By Golden Sibanda
Mines and Mining Development Minister Winston Chitando has challenged the local manufacturing industry to quickly position itself for anticipated boom of the mining sector to be able to produce and supply key equipment and other inputs required by the sector.
Minister Chitando last week told delegates at the 2018 edition of the Mining Engineering and Transport exhibition (Mine Entra) in Bulawayo that with the mining sector primed for massive growth there was no reason Zimbabwe should continue importing certain items needed by mining firms.
This is in line with President Mnangagwa’s vision of growing Zimbabwe to middle-income status by 2030, with per capita income of $3 500. To that end, the mining sector is designated as one of the key anchors set to drive the short to medium growth through productivity and beneficiation in among others, gold, platinum, diamonds, coal and lithium.
The mines minister made the remarks after earlier indicating that there was an array of initiatives and planned investment projects across the entire mining sector, which had put the country’s mining sector on a firm path to sustainable growth prospects. These included expected further growth in gold output, which reached 28 tonnes in the eight months to September 2018 compared to 24,8 tonnes for the entire 2017, plans to build gold service centres across Zimbabwe — with one already running in Bubi — planned tailor-made support for small-scale miners, who delivered nearly half of gold in 2017; planned funding support to gold miners by Government through Fidelity Printers and Refiners.
As for gold, as for the nine months to September 2018, deliveries to Fidelity Printers and Refiners, were 28,2 tonnes; a 54 percent increase compared to 18,2 tonnes recorded in the same period last year.

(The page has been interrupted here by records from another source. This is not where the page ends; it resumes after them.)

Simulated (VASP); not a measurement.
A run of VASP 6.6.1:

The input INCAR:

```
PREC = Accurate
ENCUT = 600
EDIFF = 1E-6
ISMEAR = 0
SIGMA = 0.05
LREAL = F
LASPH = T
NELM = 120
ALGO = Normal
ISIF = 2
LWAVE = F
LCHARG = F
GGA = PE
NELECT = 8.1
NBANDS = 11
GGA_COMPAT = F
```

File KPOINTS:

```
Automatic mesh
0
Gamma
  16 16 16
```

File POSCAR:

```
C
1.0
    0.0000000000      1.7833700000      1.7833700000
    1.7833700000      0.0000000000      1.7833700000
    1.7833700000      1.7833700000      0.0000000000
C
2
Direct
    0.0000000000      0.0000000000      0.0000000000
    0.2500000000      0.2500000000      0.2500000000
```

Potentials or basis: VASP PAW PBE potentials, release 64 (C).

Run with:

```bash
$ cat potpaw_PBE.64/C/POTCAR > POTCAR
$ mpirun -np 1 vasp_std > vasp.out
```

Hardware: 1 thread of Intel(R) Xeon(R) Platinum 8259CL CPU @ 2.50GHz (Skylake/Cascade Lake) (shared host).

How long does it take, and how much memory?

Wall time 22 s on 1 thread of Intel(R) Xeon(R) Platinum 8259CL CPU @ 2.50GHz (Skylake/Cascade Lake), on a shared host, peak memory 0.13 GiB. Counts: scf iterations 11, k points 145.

“With all this growth, this creates opportunities for downstream industry industries. We should not be importing conveyor belts anymore, we should be importing the chemicals; we should not be importing steel balls. We now want to see these industries established here.
“That is really the challenge we need to deal with; so it is absolutely important for the industrialists, those who are in here to work together,” Minister Chitando said, bemoaning a situation where suppliers did not take advantage of a platform in the Chamber of Mines of Zimbabwe to meet and understand what the industry needed.
“So, I say to the industrialists in this room don’t be left behind. Things are moving, the growth I am talking about is happening; the 100 tonnes (gold), which we are targeting by 2023 is happening, we have companies who now have the ability to produce or process refractory gold, which will further help achieve the 100 tonnes target per annum.
Significant demand for manufactured products and mining inputs is also anticipated to come
from lithium mining and processing industry, where the country is developing at least three promising projects. One, Bikita Minerals, is already in production.
In another lithium project, Australian firm Prospect Resources has successfully established a lithium carbonate plant, whose product can go straight into production of electric vehicles. Minister Chitando said the project will come along with a lot of linkages to the lithium-ion batteries industry.